The governmental health policy-development process for Syrian refugees: an embedded qualitative case studies in Lebanon and Ontario
Ahmad Firas Khalid, John N. Lavis, Fadi El-Jardali & Meredith Vanstone
Conflict and Health volume 13, Article number: 48 (2019)
The unprecedented amount of resources dedicated to humanitarian aid has led many stakeholders to demand the use of reliable evidence in humanitarian aid decisions to ensure that desired impacts are achieved at acceptable costs. However, little is known about the factors that influence the use of research evidence in the policy development in humanitarian crises. We examined how research evidence was used to inform two humanitarian policies made in response to the Syrian refugee crisis.

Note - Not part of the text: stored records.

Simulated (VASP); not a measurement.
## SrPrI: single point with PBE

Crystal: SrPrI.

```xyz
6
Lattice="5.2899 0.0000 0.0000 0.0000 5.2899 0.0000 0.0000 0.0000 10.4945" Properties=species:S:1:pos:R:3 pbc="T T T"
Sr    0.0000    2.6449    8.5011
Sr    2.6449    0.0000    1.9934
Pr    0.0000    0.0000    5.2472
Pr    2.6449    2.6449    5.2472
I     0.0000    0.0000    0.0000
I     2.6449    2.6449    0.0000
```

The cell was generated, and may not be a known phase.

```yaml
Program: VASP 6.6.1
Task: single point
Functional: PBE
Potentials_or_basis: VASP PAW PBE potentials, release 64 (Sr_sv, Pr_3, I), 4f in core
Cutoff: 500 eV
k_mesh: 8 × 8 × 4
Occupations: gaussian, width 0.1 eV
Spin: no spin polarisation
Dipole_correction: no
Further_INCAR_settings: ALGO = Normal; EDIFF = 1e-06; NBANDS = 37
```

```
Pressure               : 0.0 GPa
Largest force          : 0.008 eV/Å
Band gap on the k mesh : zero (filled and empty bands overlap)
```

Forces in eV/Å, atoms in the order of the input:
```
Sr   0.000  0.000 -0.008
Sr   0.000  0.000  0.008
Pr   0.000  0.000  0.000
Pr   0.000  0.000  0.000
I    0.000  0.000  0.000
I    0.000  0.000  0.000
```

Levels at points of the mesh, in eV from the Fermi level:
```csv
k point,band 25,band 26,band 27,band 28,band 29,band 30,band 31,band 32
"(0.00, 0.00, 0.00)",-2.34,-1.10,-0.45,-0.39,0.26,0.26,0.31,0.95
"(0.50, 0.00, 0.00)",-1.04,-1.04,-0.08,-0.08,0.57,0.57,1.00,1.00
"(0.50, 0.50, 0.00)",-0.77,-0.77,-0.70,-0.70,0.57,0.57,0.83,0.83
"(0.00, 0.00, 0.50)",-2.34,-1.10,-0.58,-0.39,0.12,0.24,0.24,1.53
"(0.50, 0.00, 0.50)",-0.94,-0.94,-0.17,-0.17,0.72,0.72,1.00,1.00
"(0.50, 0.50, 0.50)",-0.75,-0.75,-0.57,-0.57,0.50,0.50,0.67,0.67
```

We identified two policies as rich potential case studies to examine the use of evidence in humanitarian aid policy decision-making: Lebanon’s 2016 Health Response Strategy and Ontario’s 2016 Phase 2: Health System Action Plan, Syrian Refugees. To study each, we used an embedded qualitative case study methodology and recruited senior decision-makers, policy advisors, and healthcare providers who were involved with the development of each policy. We reviewed publicly available documents and media articles that spoke to the factors that influence the process. We used the analytic technique of explanation building to understand the factors that influence the use of research evidence in the policy-development process in crisis zones.
We interviewed eight informants working in government and six in international agencies in Lebanon, and two informants working in healthcare provider organizations and two in non-governmental organizations in Ontario, for a total of 18 key informants. Based on our interviews and documentary analysis, we identified that there was limited use of research evidence and that four broad categories of factors helped to explain the policy-development process for Syrian refugees – development of health policies without significant chance for derailment from other government bodies (Lebanon) or opposition parties (Ontario) (i.e., facing no veto points), government’s engagement with key societal actors to inform the policy-development process, the values underpinning the process, and external factors significantly influencing the policy-development process.
This study suggests that use of research evidence in the policy-development process for Syrian refugees was subordinate to key political factors, resulting in limited influence of research evidence in the development of both the Lebanese and Ontarian policy.